That said, I will "give you the gratification" of responding to a few of your comments. We are called to utilize divine rationality as opposed to human reasoning; I have come to believe that they are two processes completely incomensurable; this does not mean that we cannot understand the heathen mind but that we are called to use our minds in a completely different way. The Word of God can penetrate human rationality - else none would come to any type of Faith. But we cannot present truth according to human reasoning.
Logic in itself, at least some categories of logic, are not necessarily exclusive to human (i.e. heathen) reasoning. According to the Deuteronomy account, we are called to deductively apply the Laws of God. God says "you don't eat unclean meat" and specifies that pigs are unclean. The Isrealite realizes that a specific pig is not to be eaten. This is deduction and it must happen everytime we live by faith.
My question regarding logic has to do with the limits imposed by logic. Traditional logic studies the relationships of propositions and the validity of propositional reformulation. Logical studies define meaning itself as the valid deductions from any specific set of propositions.
The question is intricate because most of us aren't familiar with the limits imposed by logic. Traditional logic studies only propositions bound by a copula ("to be" verbs) and therefore most propositions must be rephrased even to become the object of this specific study. Logic deals with classes (or types) and tokens; class exclusion, inclusion, membership, identity, etc. Of all the conditions necessary to formal logic (they're not all listed here), which ones (if any) impose some element upon the text which 1) is not present 2) is against Biblical precedent?
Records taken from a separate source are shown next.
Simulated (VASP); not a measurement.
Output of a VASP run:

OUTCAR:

I made referal to modes of perception because these are conditions which many people impose upon the Text. The philosopher Kant emphatically affirmed Time and Space as modes of perception that we utilize to analyze phenomena. The Word of God, though, deals with Eternity and Heavenly realms, reversibility of the past and continuity instead. So in some ways, we have to be careful with spazio-temporal bindings in our study.
I hope this helps to clarify my questions. In our employment of logic (any type - not just traditional) do we impose any conditions upon the Text which it does not embody? Does God's Word justify _THE_WAYS_ in which we use logic as we approach It?